Editor’s Note: right as this piece was being published, AMC Theatres CEO Adam Aron announced that it was listening to the masses and would be allowing texting “not today, not tomorrow and not in the foreseeable future.” We did it, everyone!
This may not be the coolest thing to admit, but I’ve always had a special place in my heart for CinemaCon. I spent years as a theater manager for a small chain in Southeast Alaska; every spring, the owner, and Director of Operations would fly to Las Vegas for the annual convention and bring back boxes of literature on the latest attempts to reinvigorate film exhibition. I’d spend days in the projection booth reading through old issues of Box Office Magazine or technology brochures and mumbling angrily to myself about the overly commercial approach taken by the National Association of Theater Owners. It’s only natural, then, that some of these commercial ideas would get stuck in my head.

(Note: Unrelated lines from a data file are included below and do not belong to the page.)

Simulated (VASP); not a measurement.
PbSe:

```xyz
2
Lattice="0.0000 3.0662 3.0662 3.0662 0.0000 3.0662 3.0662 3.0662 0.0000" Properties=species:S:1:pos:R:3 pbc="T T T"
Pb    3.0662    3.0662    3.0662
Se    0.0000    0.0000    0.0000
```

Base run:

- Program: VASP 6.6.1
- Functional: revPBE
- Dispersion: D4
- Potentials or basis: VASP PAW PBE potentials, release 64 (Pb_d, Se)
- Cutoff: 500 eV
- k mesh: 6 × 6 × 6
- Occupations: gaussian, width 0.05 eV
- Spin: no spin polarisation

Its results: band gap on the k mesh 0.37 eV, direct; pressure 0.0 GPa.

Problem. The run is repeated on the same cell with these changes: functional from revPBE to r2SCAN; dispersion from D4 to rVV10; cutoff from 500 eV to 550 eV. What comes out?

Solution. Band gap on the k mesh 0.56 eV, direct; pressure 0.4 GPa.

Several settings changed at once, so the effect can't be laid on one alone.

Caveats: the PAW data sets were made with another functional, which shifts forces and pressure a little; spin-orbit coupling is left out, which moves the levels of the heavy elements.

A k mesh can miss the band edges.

We here in film criticism tend to focus an awful lot on the relationship between studios and audiences, only stopping to talk about exhibitors that we really love (Alamo Drafthouse) or really hate (nearly everyone else), but even accounting for the shrinking market, there are still a lot of people just trying to keep film exhibition alive in smaller communities. My long-standing sympathy towards the independent first-run theaters means I’m always going to be open to hearing about weird new ideas connected to film exhibition. I’m fascinated by the threat of Screening Room, a new box for your television that will allow you to stream new releases day-and-date for the low-low price of $50 a title. I’m also fascinated by a service like Cinetransformer, a mobile movie theater that tries to do for movies and television shows what the food truck did for street meat. Throw in new experiments in virtual reality – a topic we’ve already discussed in some detail – and a conference like Cinemacon is an incredible mish-mash of purely commercial exhibitor practices.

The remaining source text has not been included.